GLINT: Modeling Scene-Scale Transparency via Gaussian Radiance Transport
This addresses a specific limitation in 3D reconstruction for scenes with transparent objects, though it appears incremental as it builds on existing Gaussian splatting paradigms.
The paper tackles the problem of modeling scene-scale transparency in 3D Gaussian splatting, which fundamentally fails to handle transparent interfaces like glass panels, by introducing GLINT, a framework that reconstructs primary interfaces and models reflected and transmitted radiance separately, achieving consistent improvements over prior methods.

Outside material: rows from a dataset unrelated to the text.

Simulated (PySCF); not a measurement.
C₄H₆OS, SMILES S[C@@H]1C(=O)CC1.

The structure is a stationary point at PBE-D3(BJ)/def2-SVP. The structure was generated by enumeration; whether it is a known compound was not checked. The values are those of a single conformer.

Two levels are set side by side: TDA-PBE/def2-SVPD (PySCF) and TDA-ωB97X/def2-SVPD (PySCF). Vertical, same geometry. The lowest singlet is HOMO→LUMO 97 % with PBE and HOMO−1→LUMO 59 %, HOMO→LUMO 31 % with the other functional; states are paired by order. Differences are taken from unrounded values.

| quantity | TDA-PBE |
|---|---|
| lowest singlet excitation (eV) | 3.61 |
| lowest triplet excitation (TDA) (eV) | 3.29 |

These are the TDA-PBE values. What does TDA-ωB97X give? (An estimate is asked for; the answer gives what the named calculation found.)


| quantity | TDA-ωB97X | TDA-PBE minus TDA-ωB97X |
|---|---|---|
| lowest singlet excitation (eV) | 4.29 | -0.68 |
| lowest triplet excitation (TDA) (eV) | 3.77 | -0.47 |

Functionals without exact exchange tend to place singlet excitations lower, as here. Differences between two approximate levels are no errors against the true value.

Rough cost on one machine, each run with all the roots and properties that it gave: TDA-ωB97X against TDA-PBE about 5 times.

While 3D Gaussian splatting has emerged as a powerful paradigm, it fundamentally fails to model transparency such as glass panels. The core challenge lies in decoupling the intertwined radiance contributions from transparent interfaces and the transmitted geometry observed through the glass. We present GLINT, a framework that models scene-scale transparency through explicit decomposed Gaussian representation. GLINT reconstructs the primary interface and models reflected and transmitted radiance separately, enabling consistent radiance transport. During optimization, GLINT bootstraps transparency localization from geometry-separation cues induced by the decomposition, together with geometry and material priors from a pre-trained video relighting model. Extensive experiments demonstrate consistent improvements over prior methods for reconstructing complex transparent scenes.